Last night Adam asked me if I ever wondered why Owen is so much more difficult than our other children at his age. I had to think about it for a sec because although Ian was difficult at two, it was very different because with Ian there was also the developmental delays. The other two were very typical two-year olds. "Personality" was all I could reply to him. Truth is, Owen has been very difficult from day one. He was stubborn soon after birth, refusing to breath correctly even with no obvious reasons why he couldn't. He wouldn't sleep longer than 20 minutes at a time for the first 3 months. He's never wanted to wear clothes or shoes...the list could go on and on. On Sunday I bribed him with a piece of gum to sit on my lap. Not wanting him to have a whole piece, I broke it in half and the crying began. "YOU BROKE IT!! YOU BROKE IT!" I carried him out of the chapel, the whole time he was hitting me in the face and crying that I had broke his gum. I didn't know if I should laugh or cry. While in the foyer an older woman from my ward kindly said "they sure are coming to the earth more stubborn and strong willed these days! It's a good trait if we can guide their spirits in the right direction." It got me thinking about a term I'd heard earlier when I was struggling with Ian; Ephraim's child. Here is an excerpt from the book titled Parenting the Ephraim's child by Deborah Talmadge and Jaime Theler :
You Might Have an Ephraim's Child If:
Upcoming family vacations involving eating out, amusement parks, condos with balconies, plane rides, or car rides give you nightmares.

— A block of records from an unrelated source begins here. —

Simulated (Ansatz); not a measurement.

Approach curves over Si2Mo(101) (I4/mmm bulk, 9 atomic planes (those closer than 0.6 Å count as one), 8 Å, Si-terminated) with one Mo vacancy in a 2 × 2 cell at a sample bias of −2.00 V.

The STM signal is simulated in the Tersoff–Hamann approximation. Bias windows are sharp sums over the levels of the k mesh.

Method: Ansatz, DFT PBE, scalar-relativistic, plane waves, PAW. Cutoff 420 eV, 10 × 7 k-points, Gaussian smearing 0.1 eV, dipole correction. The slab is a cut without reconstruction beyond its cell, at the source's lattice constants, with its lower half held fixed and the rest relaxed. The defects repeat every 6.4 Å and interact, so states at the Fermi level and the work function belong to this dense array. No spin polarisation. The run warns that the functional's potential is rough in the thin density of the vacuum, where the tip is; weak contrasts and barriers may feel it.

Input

Silence is a foreshadowing of disaster.
Your child doesn't cry, he wails.
Taking your child to a movie is more of a workout than going to the gym.
You are already exhausted by the end of breakfast.
You are afraid to program your phone's memory dial because you know your child will call grandma at 5:30 a.m. when he bounds out of bed.
Your list of instructions to your child takes five minutes. For example: do not hit your brother, or punch him, or kick him, or push him, or head-butt him, or tackle him, do not get off your bed, take off the blankets, throw pillows, toys, or books into your brother's crib, do not climb on the dresser, pull the clothes out of the drawers, jump on the bed, yell, kick the wall, open the blinds, or take all your clothes off.
Your child's whole world crashes because you cut her waffle into bite-size pieces and she wanted it whole.
During your child's 30 minute TV show he has managed to climb all over every piece of furniture in the room multiple times.
Others look at you, shake their heads and say, "You are in for it."
You receive parenting books for Christmas.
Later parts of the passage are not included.